Dynamic microsimulation is a specific type of dynamic simulation. Unfortunately microsimulation itself can be a confusing word because, despite the ‘micro’ prefix, we are nevertheless still simulating a ‘macro’ system. The ‘micro’ prefix essentially corresponds to how we simulate that system. Many systems are made up of smaller level units. Liquids consist of particles which change behaviour when heated, traffic systems are made up of cars driven on a network of roads, and societies and economies consist of people, households, firms, etc. All of these systems have one feature in common--macro level changes result from the actions and interactions of the micro units. The idea of microsimulation is that the best way to simulate such a system is often to model and simulate the actions and interactions of its smaller scale units and to obtain macro outcomes by aggregation.
Dynamic social science microsimulation can be perceived as experimenting with a virtual society of thousands - or millions – of individuals who are created and whose life courses unfold in a computer. Depending on the purpose of the model, individuals (or ‘actors’) make education and career choices, form unions, give birth, work, pay taxes, receive benefits, get divorced, migrate, retire, receive pensions, and eventually die. Creating such a ‘scientific computer game’ involves various steps, the first being the modeling of individual behaviour. The dominant micro model types in microsimulation are statistical and econometric models. While the literature is rich in statistical microdata analysis, most research stops after the estimation of models of individual processes. With a microsimulation model, we go one step further: microsimulation adds synthesis to analysis. Accordingly, the second step of microsimulation, after the modeling of individual behaviour, is the programming of the various behavioural models to enable us to run simulations of the whole system. Microsimulation can help us to understand the effect of different processes and changes in processes on the total outcome. The larger the number of interdependent processes that have to be considered, the more difficult it gets to identify and understand the contribution of individual factors on the macro outcome. However, microsimulation provides the tool to study such systems.
Modeling at the micro level facilitates policy simulations. Tax benefit and social security regulations are defined on the individual or family level which makes microsimulation a natural modeling approach, allowing their simulation at any level of detail. As such rules are usually complex and depend in a nonlinear way on various characteristics like family composition or income (e.g. progressive taxes), microsimulation is often the only way for studying the distributional impact and long-term sustainability of such systems. In policy analysis, parts of the power of the microsimulation approach already unfold in so-called static microsimulation models. These are models designed to study the cross-sectional effect of policy change, e.g. by identifying immediate winners and losers of policy reform. Dynamic microsimulation adds a whole new dimension in policy analysis, however, since it allows individuals to be followed over their entire life course.

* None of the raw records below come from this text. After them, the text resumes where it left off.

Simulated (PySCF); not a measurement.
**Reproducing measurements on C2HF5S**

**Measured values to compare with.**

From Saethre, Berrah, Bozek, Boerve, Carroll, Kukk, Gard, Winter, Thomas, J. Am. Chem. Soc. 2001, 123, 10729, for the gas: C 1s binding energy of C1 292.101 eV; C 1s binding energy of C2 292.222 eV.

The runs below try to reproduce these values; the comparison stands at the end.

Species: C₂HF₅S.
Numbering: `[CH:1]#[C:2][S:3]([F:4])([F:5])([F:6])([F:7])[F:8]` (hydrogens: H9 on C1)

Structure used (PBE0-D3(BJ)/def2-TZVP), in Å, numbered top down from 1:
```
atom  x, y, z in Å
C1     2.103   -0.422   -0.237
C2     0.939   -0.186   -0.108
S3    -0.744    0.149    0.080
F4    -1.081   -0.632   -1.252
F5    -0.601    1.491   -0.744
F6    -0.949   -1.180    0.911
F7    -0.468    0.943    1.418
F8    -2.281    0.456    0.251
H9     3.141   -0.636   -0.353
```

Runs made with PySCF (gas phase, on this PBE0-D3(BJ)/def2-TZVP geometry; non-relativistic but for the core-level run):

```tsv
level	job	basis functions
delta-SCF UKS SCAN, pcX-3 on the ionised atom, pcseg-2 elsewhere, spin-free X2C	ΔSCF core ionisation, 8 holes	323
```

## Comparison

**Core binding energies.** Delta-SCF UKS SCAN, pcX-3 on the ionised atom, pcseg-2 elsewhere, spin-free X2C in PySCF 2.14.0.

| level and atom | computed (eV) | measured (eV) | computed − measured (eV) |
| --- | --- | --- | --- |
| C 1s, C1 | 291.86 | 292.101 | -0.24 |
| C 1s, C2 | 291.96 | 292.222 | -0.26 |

In the social sciences, dynamic microsimulation goes back to Guy Orcutt's (1957) idea about mimicking natural experiments in economics (Orcutt 1957). His proposed modeling approach corresponds to what can be labelled as the empirical or data-driven stream of dynamic microsimulation models, i.e. models designed and used operatively for forecasting and policy recommendations (Klevmarken 1997). Associated with this type of microsimulation are microeconometric and statistical models as well as accounting routines. In contrast to this empirical stream is the theoretical stream or tradition of agent based simulation (ABS). While constituting microsimulation models under our broad definition, ABS is frequently considered as a separate branch of simulation different from microsimulation. This view is mostly based on the different purpose of ABS modeling (mainly to explore theories) and the different approaches used by ABS in the modeling of micro behaviour (rules based on theory and artificial intelligence). Unless otherwise stated, however, this discussion will only correspond to the data-driven stream of dynamic microsimulation models. (It should be noted, however, that the Modgen language has also successfully been used for ABS, as documented in Wolfson (1999).)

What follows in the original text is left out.